Every year, Bill and Melinda Gates publish an open letter about their work at the Gates Foundation. Last year’s was addressed to their friend Warren Buffett – arguably the world’s most successful investor – who has donated a large chunk of his billions to the foundation.
They used the letter to chart the tremendous return on philanthropic investment that they had delivered for Buffett. But one line sticks out as for its broader truth: “Optimism is a huge asset. We can always use more of it. But optimism isn’t a belief that things will automatically get better; it’s a conviction that we can make things better. We see this in you, Warren. Your success didn’t create your optimism; your optimism led to your success.”

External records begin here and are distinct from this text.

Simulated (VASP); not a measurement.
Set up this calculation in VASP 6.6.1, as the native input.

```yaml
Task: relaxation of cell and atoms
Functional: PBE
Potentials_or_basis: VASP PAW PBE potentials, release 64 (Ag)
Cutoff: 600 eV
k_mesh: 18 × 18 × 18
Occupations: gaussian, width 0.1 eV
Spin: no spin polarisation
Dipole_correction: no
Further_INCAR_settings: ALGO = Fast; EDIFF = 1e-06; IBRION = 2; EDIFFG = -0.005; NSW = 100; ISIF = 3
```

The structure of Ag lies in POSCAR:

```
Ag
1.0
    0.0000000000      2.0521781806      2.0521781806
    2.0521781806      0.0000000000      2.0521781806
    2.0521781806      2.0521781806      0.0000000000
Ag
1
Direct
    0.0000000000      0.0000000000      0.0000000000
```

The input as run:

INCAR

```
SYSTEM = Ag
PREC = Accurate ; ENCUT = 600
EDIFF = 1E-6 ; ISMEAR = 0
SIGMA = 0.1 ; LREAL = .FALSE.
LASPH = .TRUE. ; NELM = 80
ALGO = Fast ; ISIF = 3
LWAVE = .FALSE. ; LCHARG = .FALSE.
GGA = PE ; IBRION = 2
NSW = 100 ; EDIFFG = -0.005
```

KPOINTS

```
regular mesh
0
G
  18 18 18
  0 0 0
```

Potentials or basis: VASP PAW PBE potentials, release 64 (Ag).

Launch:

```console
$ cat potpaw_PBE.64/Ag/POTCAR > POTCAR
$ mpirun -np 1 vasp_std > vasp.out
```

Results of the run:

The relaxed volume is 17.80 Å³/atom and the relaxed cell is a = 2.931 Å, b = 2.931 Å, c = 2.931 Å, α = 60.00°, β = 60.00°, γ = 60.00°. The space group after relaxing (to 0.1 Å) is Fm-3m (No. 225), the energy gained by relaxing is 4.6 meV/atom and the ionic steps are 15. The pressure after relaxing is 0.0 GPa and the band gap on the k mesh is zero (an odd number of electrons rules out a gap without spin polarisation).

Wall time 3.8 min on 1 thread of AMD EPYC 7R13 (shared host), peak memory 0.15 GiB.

What is true of an individual is, in this case, true of a nation.
On a national and international level, optimism is in short supply across the West. The press serves up a healthy dose of political and economic misery; election after election seems to confirm the existence of deep-seated discontent. Whatever the specific subject, the message is the same. The party is over. Decline is inevitable.
The misery is mutually reinforcing. Populists stoke anger and moderates, tearing their hair out at their opponents’ success, start to lose faith in democracy itself. Divisions deepen, despair grows.
In Britain, a new initiative from the centre-left think tank Demos aims to counter this gloom. The Optimism Project claims to be driven by a “determination not to despair” and aims to help restore “a sense of national purpose, unity and optimism to our divided country”.
The Demos team do not deny the existence of big challenges. But they rightly argue that those challenges — whether the pressure of demographic change on public services or the way in which technology will change the workplace — require the kind of “collaborative, imaginative thinking” that is incompatible with a conviction that we’re all doomed.
Such an approach is more than wishful thinking. In fact, it is startlingly reflective of how people actually think.
Recent polling by YouGov for the Centre for Policy Studies, CapX’s parent body, suggests that people, especially the young, are pessimistic when asked about the direction of the country in broad terms.
But polling by Opinium suggests that when you dive down into the details, people become more optimistic: for example, about the long-term impact of health, living standards and the impact of technology. And most say that despite the political storms around them, they are just as happy with their own lives and careers as they ever were.
Even when it comes to subjects which involve very real challenges and on which the Westminster debate is unremittingly pessimistic, people are fairly upbeat. For example, 47 per cent are optimistic about the prospects of the younger generation in the long run.
Interestingly, people tend to be much less pessimistic about their own families and communities than they are about the country as a whole. The same is true of America.
According to a 2016 poll, just 36 per cent of Americans thought the country was heading in the right direction. But 85 per cent claimed to be satisfied or somewhat satisfied with “their own position in life and their ability to pursue the American dream”.
Husband-and-wife reporting team James and Deb Fallows have documented the gap between national politics and everyday civic life in a new book, Our Towns: A 100,000 Mile Journey into the Heart of America. Writing in The Atlantic, James explains what they found: “Even as the country is becoming worse in obvious ways — angrier, more divided, less able to do the basic business of governing itself — it is becoming distinctly better on a range of other indicators that are harder to perceive… Americans don’t realise how fast the country is moving toward becoming a better version of itself.”
Ultimately, however, the case for optimism isn’t based on a different estimation of the scale of the challenges we face, but a belief in our capacity to overcome them, whatever their size.
Declinism of the sort that dominates in Britain and across the West is a self-fulfilling prophecy. If they want society to succeed, politicians and policymakers surely have a duty to rekindle in themselves the optimism that guides so many people’s lives.